UN climate boss says Durban talks can deliver

A record rise in global greenhouse emissions and ever tighter economic constraints make it crucial for United Nations climate talks in South Africa in November to overcome years of deadlock and deliver a solution, the UN‘s climate chief told Reuters.

Nearly two decades of UN climate change negotiations have so far failed to find a new binding approach to curbing the release of climate-warming gases.

The world’s biggest emitters, the United States and China, have never formally signed up to mandatory emissions caps and the previous head of the UN Framework Convention on Climate Change (UNFCCC) stepped down after 2009 talks collapsed.

“It is self-evident that (climate change) is a complex challenge but it is to governments’ credit that they are not shying away from (it),” Christiana Figueres, UNFCCC executive secretary, said in an interview.

“If climate change were a simple problem, we would have solved it in 1992.”

Hopes faded for a new global climate pact to replace the Kyoto Protocol, which expires at the end of 2012, after President Barack Obama and other leaders could not agree in Copenhagen in 2009 on a new deal for limiting global warming.
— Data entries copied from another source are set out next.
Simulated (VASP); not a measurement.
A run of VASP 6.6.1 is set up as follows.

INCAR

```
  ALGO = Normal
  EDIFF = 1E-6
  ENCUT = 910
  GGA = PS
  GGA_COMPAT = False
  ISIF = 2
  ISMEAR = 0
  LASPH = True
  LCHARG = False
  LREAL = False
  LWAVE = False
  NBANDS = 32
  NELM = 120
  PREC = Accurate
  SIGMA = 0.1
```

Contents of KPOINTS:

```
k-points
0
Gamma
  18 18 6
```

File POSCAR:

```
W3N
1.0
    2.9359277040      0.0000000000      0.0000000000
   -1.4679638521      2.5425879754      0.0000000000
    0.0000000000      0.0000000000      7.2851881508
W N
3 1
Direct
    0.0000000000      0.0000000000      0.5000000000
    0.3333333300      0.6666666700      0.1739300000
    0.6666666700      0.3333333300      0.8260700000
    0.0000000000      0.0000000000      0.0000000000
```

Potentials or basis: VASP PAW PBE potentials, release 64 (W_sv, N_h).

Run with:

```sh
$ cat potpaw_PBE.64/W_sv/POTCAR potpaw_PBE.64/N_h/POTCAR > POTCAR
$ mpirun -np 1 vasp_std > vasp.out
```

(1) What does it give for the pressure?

Leaders of 193 countries are set to meet for the next annual UN climate summit in November in Durban, where talks could stall again if rich and poor nations renew squabbling over how to share out emissions cuts and whether to extend the existing protocol.

Talks could also be over-shadowed by data showing that the world’s carbon dioxide emissions hit their highest level ever in 2010, driven mainly by booming coal-reliant emerging economies like China.

At the same time, the threat of another global economic slowdown has tightened governments’ purse-strings and diverted public attention.

Figueres said the difficulties could be a positive spur.

“Governments have a huge opportunity here to address some of that economic recovery while addressing climate change. It is win-win,” she said

“What is very clear is that we need a dramatic shift in our economic structure and that needs to happen at the earliest possible point, because the more we continue along the current path the more we get into technology lock-in.”

“On track”

Figueres said governments were very much “on track” to deliver on the main commitments agreed at a Mexico summit last year, related to finance, technology and adaptation measures.

At the 2010 talks in Cancun, governments agreed to set up a Green Climate Fund to manage $100 billion a year by 2020 in aid to the poor nations most at risk of climate change.

Asked whether the UN would succeed in securing the full $100 billion — which already fell far short of the hopes of developing nations — Figueres said it would “definitely not be easy” but it could be achieved.

Durban should decide on financing for the short term, medium term covering 2013-2020, and then the longer term, she said.

While governments have struggled for a breakthrough, Figueres said a “visionary and enlightened” part of the private sector had already made strides toward a low-carbon economy and the whole world could follow that example.

“It is the responsibility of every single actor and human being. Everyone needs to accept their responsibility — the private sector, civil society, NGOs, national governments and individuals — and to contribute to the solution,” she said.

As well as tackling the financing challenge, Durban will also focus on what will follow the Kyoto Protocol from 2013.

China and some developing nations want to extend the protocol into a second commitment period, while Japan, Russia and Canada are opposed. European Union states have been trying to find a middle road.

“An important group of countries has opened up a conversation about if the EU engages in a type of second commitment period, what would that be like?” Figueres said.

“I would say governments are in a creative phase and will explore what would be a middle ground which has to be acceptable to all countries.”